Eighteen people were confirmed dead on Monday and at least 200 others were missing after a devastating flash flood in India thought to have been caused by a chunk of glacier breaking off.
The resulting wall of water and debris barrelled down a tight valley in India's Himalayan north on Sunday morning, destroying bridges, roads and hitting two hydroelectric power plants. "There was a cloud of dust as the water went by. The ground shook like an earthquake," local inhabitant Om Agarwal told Indian TV.

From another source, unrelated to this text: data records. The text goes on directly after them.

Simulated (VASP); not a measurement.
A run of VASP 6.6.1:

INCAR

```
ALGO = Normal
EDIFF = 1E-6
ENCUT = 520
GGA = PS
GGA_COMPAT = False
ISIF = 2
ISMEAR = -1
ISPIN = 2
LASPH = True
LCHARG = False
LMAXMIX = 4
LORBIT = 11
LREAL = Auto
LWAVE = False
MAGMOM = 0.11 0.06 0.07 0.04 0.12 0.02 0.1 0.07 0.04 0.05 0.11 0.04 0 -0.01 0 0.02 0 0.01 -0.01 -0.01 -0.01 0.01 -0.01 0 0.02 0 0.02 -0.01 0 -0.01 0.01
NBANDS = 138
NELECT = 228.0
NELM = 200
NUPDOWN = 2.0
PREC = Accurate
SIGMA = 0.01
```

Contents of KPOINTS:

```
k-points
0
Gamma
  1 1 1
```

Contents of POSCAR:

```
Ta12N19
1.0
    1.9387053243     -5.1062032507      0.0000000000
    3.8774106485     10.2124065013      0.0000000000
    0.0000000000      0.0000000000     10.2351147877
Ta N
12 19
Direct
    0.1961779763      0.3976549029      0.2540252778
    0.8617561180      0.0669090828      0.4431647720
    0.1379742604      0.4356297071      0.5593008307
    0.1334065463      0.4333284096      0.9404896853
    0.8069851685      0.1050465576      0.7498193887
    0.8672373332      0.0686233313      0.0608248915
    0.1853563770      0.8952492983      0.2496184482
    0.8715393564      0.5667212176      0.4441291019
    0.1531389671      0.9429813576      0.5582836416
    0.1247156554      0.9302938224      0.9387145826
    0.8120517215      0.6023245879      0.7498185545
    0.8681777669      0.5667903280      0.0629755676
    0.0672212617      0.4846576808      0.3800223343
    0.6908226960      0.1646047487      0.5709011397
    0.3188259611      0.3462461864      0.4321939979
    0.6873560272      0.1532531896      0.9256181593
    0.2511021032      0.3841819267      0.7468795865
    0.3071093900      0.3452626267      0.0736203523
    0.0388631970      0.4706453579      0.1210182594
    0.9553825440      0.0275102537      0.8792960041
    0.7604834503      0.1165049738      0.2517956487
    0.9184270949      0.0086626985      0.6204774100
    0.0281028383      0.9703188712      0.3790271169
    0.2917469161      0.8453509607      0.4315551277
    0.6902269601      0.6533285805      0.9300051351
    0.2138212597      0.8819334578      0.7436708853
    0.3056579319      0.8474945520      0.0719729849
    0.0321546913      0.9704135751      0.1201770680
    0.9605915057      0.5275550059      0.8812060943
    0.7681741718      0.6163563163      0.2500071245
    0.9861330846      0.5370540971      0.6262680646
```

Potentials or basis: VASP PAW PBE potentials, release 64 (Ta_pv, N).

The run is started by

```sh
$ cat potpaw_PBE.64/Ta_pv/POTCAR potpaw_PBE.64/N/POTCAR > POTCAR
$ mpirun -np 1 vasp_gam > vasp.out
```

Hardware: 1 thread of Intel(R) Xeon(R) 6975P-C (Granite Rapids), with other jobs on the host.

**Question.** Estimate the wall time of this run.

Police personnel prepare in Srinagar of Uttarakhand state on February 7, 2021 after a glacier broke off in Chamoli district causing flash floods in the Dhauli Ganga river. Photo: VCG
The Uttarakhand state government said on Monday 18 bodies have been recovered, and chief minister Trivendra Singh Rawat said at least 200 people were still unaccounted for.
Most of those missing were working at the two power plants. Some were trapped in two tunnels cut off by the floods and by mud and rocks.
"If this incident happened in the evening, after work hours, the situation wouldn't have been this bad as laborers and workers in and around the work sites would have been at home," Rawat told reporters.
Twelve people were rescued from one of the tunnels on Sunday but 25-35 more were still trapped in the second one, state disaster relief official Piyoosh Rautela told AFP.
With the main road washed away, paramilitary rescuers had to scale down a hillside on ropes to reach the entrance. Emergency workers were using heavy machinery to remove tons of rocks.
"Approximately 80 meters inside the tunnel is cleared and accessible. It appears that approximately 100 meters of debris inside the tunnel is yet to be cleared," said Vivek Kumar Pandey, another disaster official.
Several hundred rescue workers resumed their search operation at first light on Monday including national and state disaster response teams, the army and navy diving teams.
Scores of social media users captured the disaster, with footage showing water tearing through the narrow valley with terrifying force.
"We were 300 meters inside the tunnel working. Suddenly there was whistling and shouting telling us to get out," said survivor Rajesh Kumar, 28.
"We started running out but the water gushed in. It was like scenes from a Hollywood movie. We thought we wouldn't make it," he told AFP.
Authorities said initially that the cause was a chunk of glacier breaking off into a river.